For much of this winter we have been on the western fringe of the coldest air, and that continues to be the case again today.

Notice the first map, which shows the departure from normal temperatures around the country as of early this afternoon. As you can see, we are colder than normal but not nearly so much as locations further east of us.

That trend will likely continue for the next two weeks with the coldest air sloshing further west from time to time and basically keeping us below normal to finish out the month of February and going into the month of March.

Notice the 8-14 day outlook map for example which keeps us chilly, but the real brunt of the cold air continues to be just east of us.

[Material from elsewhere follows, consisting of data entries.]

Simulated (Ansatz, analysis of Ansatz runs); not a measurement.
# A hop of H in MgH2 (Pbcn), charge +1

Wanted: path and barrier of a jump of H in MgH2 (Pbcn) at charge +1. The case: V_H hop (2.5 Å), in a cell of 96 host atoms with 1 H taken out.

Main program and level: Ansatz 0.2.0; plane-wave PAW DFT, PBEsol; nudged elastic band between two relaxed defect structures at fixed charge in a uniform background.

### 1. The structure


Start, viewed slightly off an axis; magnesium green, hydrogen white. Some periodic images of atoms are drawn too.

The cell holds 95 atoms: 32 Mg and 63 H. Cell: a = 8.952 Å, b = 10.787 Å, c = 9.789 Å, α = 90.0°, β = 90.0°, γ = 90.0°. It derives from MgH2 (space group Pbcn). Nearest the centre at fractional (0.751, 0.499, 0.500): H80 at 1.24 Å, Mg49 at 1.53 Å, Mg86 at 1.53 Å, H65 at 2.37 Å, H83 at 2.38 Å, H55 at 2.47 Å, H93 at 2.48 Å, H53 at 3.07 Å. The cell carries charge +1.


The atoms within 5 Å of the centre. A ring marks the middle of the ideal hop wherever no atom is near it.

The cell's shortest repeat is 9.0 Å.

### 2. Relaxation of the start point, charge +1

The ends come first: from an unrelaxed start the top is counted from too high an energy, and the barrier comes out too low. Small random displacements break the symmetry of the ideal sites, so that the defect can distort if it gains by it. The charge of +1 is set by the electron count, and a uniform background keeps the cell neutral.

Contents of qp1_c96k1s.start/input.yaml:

As mentioned though, that colder air will slosh back this way from time to time and that will make for some potentially interesting weather in the days ahead.

As you can see on the max/min temperature map for today, courtesy of the OK Mesonet, this has certainly been a cold day for NE OK, but a relatively mild one for the SW corner of the state.

Since we did not warm up much today, tonight will be another cold one with light easterly winds, fair to partly cloudy skies and temperatures dropping into the teens.

Thursday should have a little more sunshine, but a gusty SE wind will still make it feel rather cold despite somewhat of a rebound.

The easterly component to the winds is not a warm component for us, so after the cold start, temperatures will struggle to make it into the lower 40s; keep in mind mid 50s is normal for this time of year.

Also, clouds will be on the increase late in the day.

Friday could be interesting first thing in the morning as temperatures for some locations will start off near freezing, but we will also have a low overcast by then.

The data suggests the lower levels of the atmosphere will be near saturation, which implies the potential for some drizzle, and that in turn could lead to some light freezing drizzle for some locations. This is a very remote possibility but nonetheless is something to be aware of.

As we go through the rest of the day, temperatures will struggle once again due to the overcast skies and the SE wind component, so we expect to only make it into the 40s that afternoon.

Gusty southerly winds, drizzle and low stratus clouds will persist all that night, so temperatures will likely hold steady or perhaps even warm some by Saturday morning.

Then, a stronger storm system is taking aim at the state and creates considerable uncertainty regarding temperatures during the day. One of the model solutions keeps the surface low and the warm sector south of I-40, which would imply NE OK would be barely above freezing all day along with a very cold rain.

However, the consensus solutions have the warm sector further north and do not bring the cold air back over us till that afternoon. We would still have a cold rain, but temperatures would be in the 40s or even low 50s before the colder air surges back southward.

As you can see on our forecast page, we are trending the forecast towards the warmer solution, but just be aware of the huge bust potential and low confidence level for Saturday. About the only given is that it will be wet.

Then, that cold air that has been east of us will come directly over us for Sun/Mon with temperatures struggling to get above freezing both days. Some lingering wintry precipitation in the form of light snow or flurries will also be possible, but little or no accumulation is currently expected.

We will try to rebound during the Tue/Wed time frame but current indications are hinting at another surge of cold air arriving beyond this forecast cycle and that system could turn out to be very interesting.

Not going to jump on the bandwagon just yet as data flips have been far too common lately so will take a wait and see approach for subsequent data runs.